The juxtaposing of love and pain was common in medieval poetry; and today we find that same blend in poetry, literature and films. Such pairing is, of course, the natural expression of the human experience of love and loss but, today, the pain is regarded as coming more at the end of a relationship than at the beginning. In the Middle Ages, and following the much earlier Roman mythological view,  Cupid (and his mother Venus) were presented as the initiators of love (and lust). Cupid would aim his bow and shoot an arrow not into the heart of the soon-to-be-lover but into his eye; that is, the object of his admiration was first pleasing to the eye (in a “love at first sight” way). After that, the heart, and the will, would acquiesce and act on the desire. You’ll notice that Chaucer plays with this “eye-heart” connection throughout the Merciless Beauty poem, and he also highlights the “wounding” and “slaying” aspect. This is especially interesting because “rondel” had another meaning in the Middle Ages. Then, a rondel was also a dagger with a very narrow and needle-pointed blade, perfect for thrusting into another’s heart for a swift and accurate kill.

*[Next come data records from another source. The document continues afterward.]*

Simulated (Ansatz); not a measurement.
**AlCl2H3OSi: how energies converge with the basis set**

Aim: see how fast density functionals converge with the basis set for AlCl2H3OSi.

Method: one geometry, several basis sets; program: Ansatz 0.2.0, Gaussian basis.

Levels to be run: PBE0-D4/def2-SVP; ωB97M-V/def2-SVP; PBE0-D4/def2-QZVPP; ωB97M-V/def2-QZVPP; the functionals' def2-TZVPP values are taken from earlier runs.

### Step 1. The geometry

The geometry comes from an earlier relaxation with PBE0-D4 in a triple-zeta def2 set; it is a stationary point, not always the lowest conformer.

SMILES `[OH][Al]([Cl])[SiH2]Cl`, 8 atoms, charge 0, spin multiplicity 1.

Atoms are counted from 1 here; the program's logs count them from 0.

Let’s hope you get all the love, and none of the pain, on this 14th February.

Let’s Dance

medieval dance

 

Some of you who have followed my blog for a while will know that the subject of my PhD thesis (over 18 years ago now) was, broadly, medieval mystics; and every now and then (well, quite often, actually) I am drawn back to their beautiful writings for inspiration. I am in one of those ‘phases’ currently so there might be a few ‘mystical’ posts making an appearance over the coming weeks. Today, I needed to reflect on one of my ‘favourites’ – the brilliant Mechtild of Magdeburg. Here she is:

Mechtild of Magdeburg was a medieval mystic whose visions and insights ranged, quite literally, from the depths of hell to the heights of heaven. She was born in Saxony in about 1210 and, from evidence within her own writings, seems to have experienced her first visions at the age of twelve. At about the age of twenty she left her home to become a Beguine[1] in the town of Magdeburg. There, under the spiritual guidance of the Dominicans, Mechtild’s visions continued and increased and she was encouraged to write them down. This she did in a text under the title of The Flowing Light of Godhead. However, Mechtild’s claim that God had directed her to record these insights and experiences attracted considerable suspicion and criticism, and this increased when, in turn, Mechtild voiced her own criticism of certain local and high-ranking clergy. As a result, for her own protection, in 1270, Mechtild was moved to the Cistercian convent of Helfta. There, in the company of other great mystics of the time, including Mechtilde of Hackeborn and St. Gertrude the Great, Mechtild passed the final years of her life, in writing and in prayer, until her death sometime between 1282 and 1290.

Mechtild’s writings are representative of the ‘affective’ or via affirmativa approach to mysticism in which the mystical experiences are recorded and conveyed in a language that is steeped in metaphor, analogy and sensual imagery. There is no doubt that Mechtild was a gifted poet and some scholars have, rightly, speculated on how much of her writing is attributable to actual mystical inspiration and how much to pure poetic expression. Her visions of hell and purgatory and heaven, in particular, are graphic enough to have prompted comparisons with Dante’s Divine Comedy, particularly as Mechtild’s version features descriptions of deeper and deeper levels of hell and purgatory where souls are tormented according to the severity of their sins. Some have even suggested that Mechtild’s descriptions were Dante’s inspiration and that Mechtild herself is represented in the poem as the character, Matelda. Such comparisons remind us that the ‘affective’ medieval mystics used not only beautiful imagery that elevates and delights the modern reader but also, sometimes, gritty and confronting imagery that challenges our modern sensibilities. Perhaps it is the ‘dance’ of these opposites that is one of the reasons that the mystics retain an appeal for us today. We, too, must live in a world that is often ugly and fraught with despair; but we also have the promise and knowledge of the great beauty of creation, and the undercurrent of something divine, mysterious and constant that somehow sustains and enlivens us. Perhaps ironically, then, the poem that is now most synonymous with Mechtild is about ‘the dance’ but, in this case, a very positive and beautiful dance with Divine Life.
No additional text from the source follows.